It turned out to be not an easy one, but the tries felt like a lot of fun.
The sitstart actually adds some very nice moves into the stand which is 6C.
The attempt in which I finally sent the problem, still was a battle from beginning to end. With every move, it felt like I could come off any moment.
Very cool unnoticed climb!
Fontainebleau - Franchard Isatis - L'Envie des Bêtes (assis) 7A
Yesterday I arrived in Kerpen, near Cologne in Germany, to work on a small project with my colleague and friend Harco (De Man).
The last two days here have been very busy and this evening, when it finally time to call it a day, instead of hanging around in the hotel, restaurant and bar, we decided to do something else.

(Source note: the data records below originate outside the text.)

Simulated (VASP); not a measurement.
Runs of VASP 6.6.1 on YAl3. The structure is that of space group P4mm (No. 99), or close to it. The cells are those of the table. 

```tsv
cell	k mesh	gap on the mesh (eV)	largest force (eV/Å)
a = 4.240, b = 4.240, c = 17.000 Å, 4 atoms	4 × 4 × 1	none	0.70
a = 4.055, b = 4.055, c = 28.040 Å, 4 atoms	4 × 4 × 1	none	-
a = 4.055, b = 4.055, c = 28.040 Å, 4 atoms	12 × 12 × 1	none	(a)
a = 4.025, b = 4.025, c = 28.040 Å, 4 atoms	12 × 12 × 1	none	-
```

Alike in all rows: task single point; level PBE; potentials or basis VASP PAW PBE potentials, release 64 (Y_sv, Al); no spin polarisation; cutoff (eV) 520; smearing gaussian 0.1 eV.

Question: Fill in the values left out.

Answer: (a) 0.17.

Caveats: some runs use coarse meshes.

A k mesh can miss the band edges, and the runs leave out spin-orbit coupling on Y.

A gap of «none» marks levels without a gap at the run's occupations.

Harco is a boulderer too, so we went bouldering in the Eifel and profited as much as we could from the last available daylight.
Thanks to the time change last weekend and the days that are getting longer each day, we were able to climb enough to disconnect from the hard working day.
Okay, it's wasn't Bleau, but being in a forest and hearing the sounds of animals and birds felt great.
I don't know much about the Eifel, but there is an area that I visited with my wife Sandra over five years ago.
It was near the village of Burgbrohl, next to Glees, in a small sector called Kruzifix. Marked by a white cross on one of the bigger boulders.
As it turned out to be only a half an hour drive from the office in Kerpen, we decided to go for it.
The GPS took us straight to the parking of where we had to be.
I remembered more or less where we had to be, but needed a bit more time to find the Kruzifix than the five minutes as described in one of the topos we found on the internet.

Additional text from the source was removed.